Wednesday, 2 November 2016

U-Draw

Photo from Venture Beat.com
Finally, a gaming oddities that I actually owned (sadly...)! When I was younger I bought it, and thought it was pretty cool, but after no game store would except it, I left it at a school. But what exactly is the U-draw? Is it a precursor to the Wii U, a device for drawing, or a glorified slab with a pen attached? I'll say only one of them is true...

This monster of a device was released in 2010 for the Wii, before the chaos was unleashed for the Xbox 360 and PS3 in 2011. Its main gimmick was that you could hook it up and draw things on it. This would be fine in concept, but the control was so centered on the pen that games were almost exclusively designed around it. Although the Wii version was somewhat of a success, the other versions were failures. After doing some "scientific" research, I came across a game know simply as "Disney Animator". This mysterious title was said to be the device's "killer app". Sadly, the beacon of hope that that game could have been was never released, and soon after, the company who made it was picking up its bags. Nothing of the game was ever shown...

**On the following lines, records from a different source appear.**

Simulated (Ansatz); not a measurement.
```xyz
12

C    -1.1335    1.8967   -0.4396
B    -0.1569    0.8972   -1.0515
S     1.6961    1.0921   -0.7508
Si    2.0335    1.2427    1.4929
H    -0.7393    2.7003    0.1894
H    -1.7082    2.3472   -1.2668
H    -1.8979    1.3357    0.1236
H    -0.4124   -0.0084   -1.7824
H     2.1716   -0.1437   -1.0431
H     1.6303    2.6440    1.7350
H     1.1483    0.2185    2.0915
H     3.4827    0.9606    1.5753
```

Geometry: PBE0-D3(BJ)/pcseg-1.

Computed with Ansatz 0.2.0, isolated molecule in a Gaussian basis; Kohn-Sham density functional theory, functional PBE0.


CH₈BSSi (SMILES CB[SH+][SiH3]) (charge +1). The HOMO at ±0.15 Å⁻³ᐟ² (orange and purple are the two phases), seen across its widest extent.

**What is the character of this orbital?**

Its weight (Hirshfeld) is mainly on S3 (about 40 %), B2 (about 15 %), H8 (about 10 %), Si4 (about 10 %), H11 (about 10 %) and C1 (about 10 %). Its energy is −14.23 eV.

Enough rambling, lets get to the meat of this metaphorical sandwich! Everyone wants to know what it was like, and I think 3 words sum it up perfectly: Surprisingly Not Trash (TM). The Wii version came with Udraw Studio. This was an art game, were the only goal was to DRAW (this may be too intense for some of you)! The game was ok. It got all the basic points that an art program should hit, but was about as lacking in depth as a bag of chips lacks in actual chips. That, and the fact that the pack-in game was the $90 dollar equivalent of a pen and paper. There were other games, but I only remember having 2 others. One was Pictionary. It wouldn't be that bad, but there was no 1 player option, so I rarely played it. The other one was based on the TV show The Penguins Of Madagascar, or as I call it: The Spin Off That Nobody Asked For Of Madagascar. It was ok, and you controlled the characters by moving the pen. The game was ok at best.

So what do I think of the U-Draw? I'm sure your asking that. Well, I think that it was an invention to serve a need that wasn't there. When you can emulate the whole device with just a pen and paper, I don't see a desire to buy it. The other games weren't impressive, and no hardcore gamer would touch it with a 50 foot stick. Would I recommend you buy one? Heck no...     







 

Tuesday, 5 July 2016

Wii Bowling Ball

 With a system like the Wii using motion as the main way of controlling, it was only a mater of time before every 3rd party accessory maker jumping on the bandwagon. As a result, this monstrosity was created.

Source: http://www.gamerbolt.com/7-weird-gaming-accessories/ 
To use the glorified cannonball the Wii remote must be inserted into it. Any game would work, but it was primarily made for bowling games, obviously.  Sadly, the only thing this was good for was breaking windows.

If anything, this should serve us a toasty lessen, that chucking a giant plastic ball at a TV should never replace the real thing.   
 

Saturday, 2 July 2016

Homework First

For some kids in 1990, parental locks meant literal locks! Homework first, an "add-on" for the NES was the way parents could lock children from enjoying a nice round of Zelda.

Source: http://nerdfarmblog.com/the-blog/the-nintendo-lock-for-the-nes/

This lock would go over the cartridge slot, and prevent anything from being put in. Although the lock may look ingenious, it had 1 fatal flaw:  the lock would still let you play any game already in the slot. If some parent forgot to take out the game, the lock would be useless! 

Only one question remains, would this have been effective in disciplining children? I certainly doubt it.